I get the idea about keeping the computer unimcumbered and as such free of all the crap that slows performance but what use is a computer, in particular a lap top (read "bought with the intention of using in a portable manner) that can't store any data on it? Plus the idea of improving performance kind of dies away when you have to account for possible lag caused by varying internet connection speeds.

Surely we have the always on, instant access, that we were told we would get, in both android and Apple tablets with both having keyboard and mouse options that make them comparible to other small lap tops for web browsing and such, especially the android powered net books.

When I first heard about Chrome OS I thought the idea was great but technology has move on a lot between the project being anounced and the availablity of the product in the shops. If they were cheap I'd understand it but they've only just been launched over here, complete with Norwegian keyboards and characters, and I don't see any noticable price difference to comparible android and windows devices which are capable of so much more, not least off line use.
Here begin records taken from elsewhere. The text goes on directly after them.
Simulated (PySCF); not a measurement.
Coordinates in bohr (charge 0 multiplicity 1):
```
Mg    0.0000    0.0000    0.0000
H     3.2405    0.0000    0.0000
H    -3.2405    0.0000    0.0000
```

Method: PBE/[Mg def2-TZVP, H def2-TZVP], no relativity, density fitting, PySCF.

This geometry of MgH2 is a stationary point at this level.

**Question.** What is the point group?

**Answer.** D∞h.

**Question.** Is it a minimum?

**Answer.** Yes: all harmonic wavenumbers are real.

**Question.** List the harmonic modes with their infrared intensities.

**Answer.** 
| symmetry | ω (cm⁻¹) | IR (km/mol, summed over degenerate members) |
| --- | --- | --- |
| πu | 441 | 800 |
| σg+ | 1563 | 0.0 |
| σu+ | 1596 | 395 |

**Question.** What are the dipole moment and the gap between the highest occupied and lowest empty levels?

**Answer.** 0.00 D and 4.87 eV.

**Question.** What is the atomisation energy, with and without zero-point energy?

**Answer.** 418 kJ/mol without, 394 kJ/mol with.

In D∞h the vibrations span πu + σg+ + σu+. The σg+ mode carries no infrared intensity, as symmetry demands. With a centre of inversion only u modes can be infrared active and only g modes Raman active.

Am I missing something here or have Google just wasted an awful lot of money?


 
There will always be those who buy into it VOTN as they don't get they don't need it. I am sure Google will know that and it will be a money spinner, somewhere along the line

 
The point of the Chromebook is to force you to pay rental for cloud storage. I don't think people will fall for it.
 
But cloud storage for most people's needs is free. Google music lets you store loads of albums, I have a couple of hundred documents on google drive and have barely touched my allocation, pictures and docs in dropbox and only used a fraction and huge capacity on photo bucket and similar not to mention the capacity to store pics on g+ both shared and private and Facebook. If they want people to buy cloud storage they will have to be less generouse with free allocations.
 
I'm currently using around 300gb of the 700gb hard drive on this laptop. I'd imagine that software accounts for a lot of that 300gb. Some work files I don't use often stored on an external hard drive at work and most of my music and photos are on a 1tb external hard disk at home. I'd imagine that software accounts for a lot of that 300gb. I reckon if I kept everything on this laptop I'd need 1.5tb or more. I guess it depends on what you use it for. A HD film can be 1.5 or 2gb.
 
I don't store films on my devices, ironically I stream them. It really is only software and films that take a lot of space and as I'm not a gamer or a film maker or run a business then I only need basic software and not a huge amount of storage.
 
It's the future. Cloud computing is the next big thing. As usual Google are ahead of the game, and until universal fast broadband is the norm, this will seem odd, but within 10 years this is how we will compute. Personal profiles in the cloud accessed from any dumb terminal.